Labour was dumbstruck. Unable to react, it became embroiled in an internal row over the leadership campaign expenses of Wendy Alexander, who succeeded Jack McConnell as Scottish leader. She resigned and was followed by Iain Gray, whose dogged but lifeless leadership meant that Mr Salmond, as First Minister, was able to retain his position as the major personality of devolved politics. As Labour’s problems grew at Westminster under Gordon Brown, poll after poll showed that the SNP was, if anything, consolidating its position in Scotland.

The gloss was bound to come off the nationalists at some point. From mid-2009 it did. Their very status as a minority administration meant that a whole series of probably over-the-top manifesto priorities, such as cutting class sizes and abolishing student debt, had to be ditched. The SNP had delivered a council tax freeze, but the next step of abolishing the tax altogether and replacing it with a local income tax was also put on hold, simply because the nationalists did not have the parliamentary votes.
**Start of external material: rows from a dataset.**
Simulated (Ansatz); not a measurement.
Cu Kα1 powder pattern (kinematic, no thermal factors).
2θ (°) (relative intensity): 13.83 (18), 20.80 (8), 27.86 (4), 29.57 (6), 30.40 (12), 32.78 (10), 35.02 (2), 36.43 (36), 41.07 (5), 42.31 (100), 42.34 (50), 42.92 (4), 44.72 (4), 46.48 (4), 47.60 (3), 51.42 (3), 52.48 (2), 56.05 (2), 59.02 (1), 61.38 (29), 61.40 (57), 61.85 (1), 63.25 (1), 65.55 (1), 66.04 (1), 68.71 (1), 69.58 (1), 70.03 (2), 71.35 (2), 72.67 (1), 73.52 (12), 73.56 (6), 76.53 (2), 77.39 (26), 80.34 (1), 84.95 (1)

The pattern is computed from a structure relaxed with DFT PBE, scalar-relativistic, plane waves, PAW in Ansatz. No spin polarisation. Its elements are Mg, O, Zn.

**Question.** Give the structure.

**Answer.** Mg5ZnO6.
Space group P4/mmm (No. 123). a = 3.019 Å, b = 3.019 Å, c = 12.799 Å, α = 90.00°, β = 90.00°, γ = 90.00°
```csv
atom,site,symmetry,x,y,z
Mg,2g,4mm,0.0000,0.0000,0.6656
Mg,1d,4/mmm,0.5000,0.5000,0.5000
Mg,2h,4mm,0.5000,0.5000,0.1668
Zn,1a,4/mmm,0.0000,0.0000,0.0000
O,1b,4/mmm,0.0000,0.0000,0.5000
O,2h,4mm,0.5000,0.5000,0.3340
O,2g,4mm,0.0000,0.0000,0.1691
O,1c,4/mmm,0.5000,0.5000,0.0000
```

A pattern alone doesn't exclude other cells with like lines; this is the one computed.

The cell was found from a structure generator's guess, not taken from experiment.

Labour, in the meantime, entered into an opposition coalition with the Lib Dems and the Conservatives over constitutional powers looked at by the Calman Commission, which recommended a tranche of new tax-raising and other powers for Holyrood. Calman was a direct riposte by the unionist parties to the SNP’s independence agenda, although some unionists saw it as yet another concession to the nationalists. The SNP, for its part, was busy redefining what it meant by independence, talking loudly and often of a “social union” with the rest of the UK that would give Scotland full fiscal independence but with shared defence and diplomatic interests and retaining the Queen as head of state. It was dubbed independencelite. It was also a recognition by the SNP that Scotland, for all the SNP spin about the “London” parties, remained firmly unionist while wanting their devolved Parliament to acquire more profile through greater autonomy from Westminster.